George Clooney Knows Why He Wasn't Asked To Reprise Batman In The Flash

When you star in a film as disastrous as Joel Schumacher's 1997 fiasco "Batman & Robin," you've got to have a sense of humor about the whole ordeal ... that is, if you survive it. George Clooney, who was the fourth and final Caped Crusader of the phase launched by Tim Burton's "Batman" in 1989, did ultimately make his mark as a movie star in Steven Soderbergh's "Out of Sight" and David O. Russell's "Three King," which has allowed him to self-deprecatingly boast over the last few decades that he was the man who killed the franchise.

The truth of the matter is that Warner Bros. did the series in by rushing the film into production after the success of 1995's "Batman Forever." Schumacher, who'd just completed "A Time to Kill," lacked the time to develop a serviceable story with screenwriter Akiva Goldsman, so they basically made the film up as they went along. Schumacher also created quite a stir amongst the fanboys by putting nipples on Clooney's Batsuit. The movie never stood a chance — nor, despite his high-wattage charm as Bruce Wayne, did Clooney.

Clooney, however, is a stand-up guy, so he's absolved his collaborators of their creative sins and shouldered the blame for the film's flame out. This means his feelings weren't hurt when WB and director Andy Muschietti didn't reach out for a cameo appearance as Batman in "The Flash."

The man who killed Batman... briefly

During a 2015 interview on "The Graham Norton Show," the host registered surprise that George Clooney had apologized to a packed Hall H at that year's San Diego Comic Con for having made "Batman & Robin." "I always apologize for 'Batman & Robin,'" said Clooney.
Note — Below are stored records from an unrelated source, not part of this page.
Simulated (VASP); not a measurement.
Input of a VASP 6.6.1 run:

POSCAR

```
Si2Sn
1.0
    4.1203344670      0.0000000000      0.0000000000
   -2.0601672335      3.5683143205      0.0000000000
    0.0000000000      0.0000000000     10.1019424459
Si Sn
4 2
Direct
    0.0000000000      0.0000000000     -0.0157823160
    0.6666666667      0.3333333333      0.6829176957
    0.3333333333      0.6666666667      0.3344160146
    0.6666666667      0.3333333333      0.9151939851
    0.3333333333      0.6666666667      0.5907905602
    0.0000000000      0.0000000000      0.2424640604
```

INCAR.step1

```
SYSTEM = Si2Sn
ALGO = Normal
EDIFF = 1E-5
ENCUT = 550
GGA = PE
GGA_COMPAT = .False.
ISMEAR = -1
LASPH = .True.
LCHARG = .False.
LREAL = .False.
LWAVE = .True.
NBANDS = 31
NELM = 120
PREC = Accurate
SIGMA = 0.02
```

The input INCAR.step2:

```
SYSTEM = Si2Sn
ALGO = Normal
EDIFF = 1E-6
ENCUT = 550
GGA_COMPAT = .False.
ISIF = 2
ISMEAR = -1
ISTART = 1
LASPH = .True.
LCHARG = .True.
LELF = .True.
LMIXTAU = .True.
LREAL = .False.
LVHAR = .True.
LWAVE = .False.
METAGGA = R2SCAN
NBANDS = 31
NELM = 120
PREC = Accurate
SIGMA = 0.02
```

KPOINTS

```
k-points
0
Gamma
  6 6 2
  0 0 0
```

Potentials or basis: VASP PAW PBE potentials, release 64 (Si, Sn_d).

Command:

He's not joking, and he's still firing off those mea culpae. For example, in 2021, when Variety's Mark Malkin asked if Clooney might turn up in "The Flash," Clooney dashed these hopes in classic, self-effacing fashion:

"They didn't ask me. When you destroy a franchise the way I did, usually they look the other way when 'The Flash' comes by."

When asked in 2019 by Vulture's Andrew Goldman about Clooney's willingness to take the rap for "Batman & Robin," Joel Schumacher declined to pin the film's failure on his star. "Well, you know, that's very George," he explained. "First of all, Batman has survived since 1939 — we're the same age. Nothing has ever stopped Batman."

Schumacher was, of course, right. After an eight-year hiatus from the big screen, Christopher Nolan revitalized the franchise with "Batman Begins." His trilogy earned well over $2 billion worldwide, and, after the unfortunate hiccup of Zack Snyder's DC run, the character is now under the steady guidance of Matt Reeves. George Clooney is a capable man, but killing Batman? Not happening.